Morocco and Jordan: Protests here have died down largely due to reforms enacted by the governments that have given protesters what they wanted. As Predicted.

Syria: Protests continue to rock the country, despite (or because of) Abbas' crackdowns. Abbas has the ability to keep a lid on the populous through serious security and political liberty reforms, which he may want to do in order to court the West, anyway. But Abbas has infuriated his country and squandered a strong, loyal security establishment. Increased Risk.

Yemen: Rumors fly that the Yemenese president is working with Saudi and US allies to transition out of government... and out of the country. It's been a surprisingly long, sustained fight, but it looks like this current regime is on its way out. As Predicted.

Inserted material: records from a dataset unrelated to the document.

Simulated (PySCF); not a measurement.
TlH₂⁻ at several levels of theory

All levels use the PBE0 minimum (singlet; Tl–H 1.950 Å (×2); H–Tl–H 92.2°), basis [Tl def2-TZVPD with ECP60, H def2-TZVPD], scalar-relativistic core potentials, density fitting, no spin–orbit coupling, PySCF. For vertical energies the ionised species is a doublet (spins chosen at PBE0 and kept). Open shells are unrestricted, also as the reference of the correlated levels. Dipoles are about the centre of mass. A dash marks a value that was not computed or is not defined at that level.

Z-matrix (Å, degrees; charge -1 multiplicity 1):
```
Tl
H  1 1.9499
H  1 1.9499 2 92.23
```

Bahrain: Bahrain has fallen out of the news sphere as of late, as the active unrest has stopped. Interestingly, the sustained crackdown continues, trying to marginalize the supporters of the protests. The regime is safe--for now. But the Shiite majority of the country has been alienated completely. Long-term, the regime will continue to face risk. As Predicted.

Briefly speaking, no other country has surprised us yet in the magnitude of risk or, more importantly, in regime change. Overall, we've done pretty well so far.

But we're happy to be proven wrong if things change.

Implications of the Current Situation in Libya

Short summary of recent events in Libya:

* Rebel and Gaddafi forces face east/west stalemate
* Gaddafi's forces organize and rally, pushing Rebels to Benghazi
* At some point, SAS (and probably CIA) inserted into Libya
* UN approves no-fly zone and "all necessary measures" to protect civilians
* Gaddafi declares ceasefire, declares willingness to talk to opposition, meanwhile moving forces into Benghazi
* Anti-Rebel operations continue in Benghazi (in efforts to "last-minute" end the Rebel forces)
* French strikes begin on land targets (tanks, etc)
* US/UK strikes begin on anti-air, fuel, airport, communication/command sites
* Arab League condemns ground attacks

"All necessary measures" is likely a deliberately vague clause, allowing the West to justify (at least to itself) nearly any military action, while abiding by its post-Iraq rule-following sensibilities.

Of course, the protection of civilians is a political mask over the true intent: regime change in Libya. As much as the Rebels are a bit of an unknown factor (and some of them are clearly Islamist), the West is quite tired of Gaddafi.

The implications are numerous and highly variable.

West-Middle East Relations
The West certainly hopes that its pro-Rebel action will endear it to the new anti-establishment movements and regimes that seem to be sweeping the Middle East. The West gets to claim "we helped without occupying!" when the new governments of the Middle East start making serious decisions. The fact that the Rebels asked consistently for Western help is a good sign that the PR has the potential to be good.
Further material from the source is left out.